Peter Rotelle: Surviving the recession.
When the recession hit, it was like someone turned off the faucet. Sales dried up instantly. Banks weren't lending and more than a few home builders went belly up. Not Peter B. Rotelle's company, Rotelle Development Co., in Chester County. "It wasn't peaches and cream," he said. But there were no layoffs, he said, and the company paid its bills. "Someone in the land development business whom I respected at the time said, `Let me tell you: The best deal I've ever done is the deal I never did.' That stuck with me."
It's been nearly ten years since the start of the great recession — the recession that wiped out many a home builder. Not Peter B. Rotelle, who leads his family's business, Rotelle Development Co.
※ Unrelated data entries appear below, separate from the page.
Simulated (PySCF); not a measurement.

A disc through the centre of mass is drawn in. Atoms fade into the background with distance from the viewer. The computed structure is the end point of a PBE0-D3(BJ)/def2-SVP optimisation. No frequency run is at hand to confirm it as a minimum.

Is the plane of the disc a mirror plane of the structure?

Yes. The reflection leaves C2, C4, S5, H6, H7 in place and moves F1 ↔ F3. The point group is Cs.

"We revamped ourselves, I think, to take a step towards a more conservative business model in a risky business already," Rotelle said during our Executive Q&A interview published in the Sunday business section of the Philadelphia Inquirer.
So, explain. Start with what happened before 2008.
I guess I can say it this way. I've always been conservative in business. I'm in a risky business, land developer and home building. So, my business demeanor has always been very conservative, because I've always hedged against the down market. So, we made it through 2008 and we paid every bill. It wasn't peaches and cream, but we made it through, kept staff and we did it.
How did you do it?
Gosh, I would say a tremendous amount of conservative decisions in a half a decade prior to 2008, not getting caught up in the hype of having to feed the engine and grow ego. Probably ego is the big thing. Check it at the door. I watched a lot of companies my size double or triple, quadruple. All of them disappeared.
And you did not?
Actually, we grew from 20 houses to 100 houses a year. Could we have gone to 200? I'm sure, but it was a conscious decision not to.
Twenty houses to a hundred? That’s a lot too.
Oh, yeah, we experienced great growth. But, once again, conservative cash flow management, prudent decisions. Someone in the land development business whom I respected at the time said, `Let me tell you: The best deal I've ever done is the deal I never did.' That stuck with me.
That was just great because you get caught up in a bidding war and you end up buying something, forecasting out three to five years when it's going to come online and get approved and ready to go. You put the infrastructure in and borrow big money from the bank, and let's say it's a four-year build out. You're looking at almost close to a decade [before you get a return]. Who can predict that length of time for the economy. Economists are only right half the time. So, how am I going to do that?
How did you know to walk away from? What kinds of deals did you leave behind?
Well, something that seemed as if it was a battle with the township, as far as the approval process going into litigation and drawing it out even further.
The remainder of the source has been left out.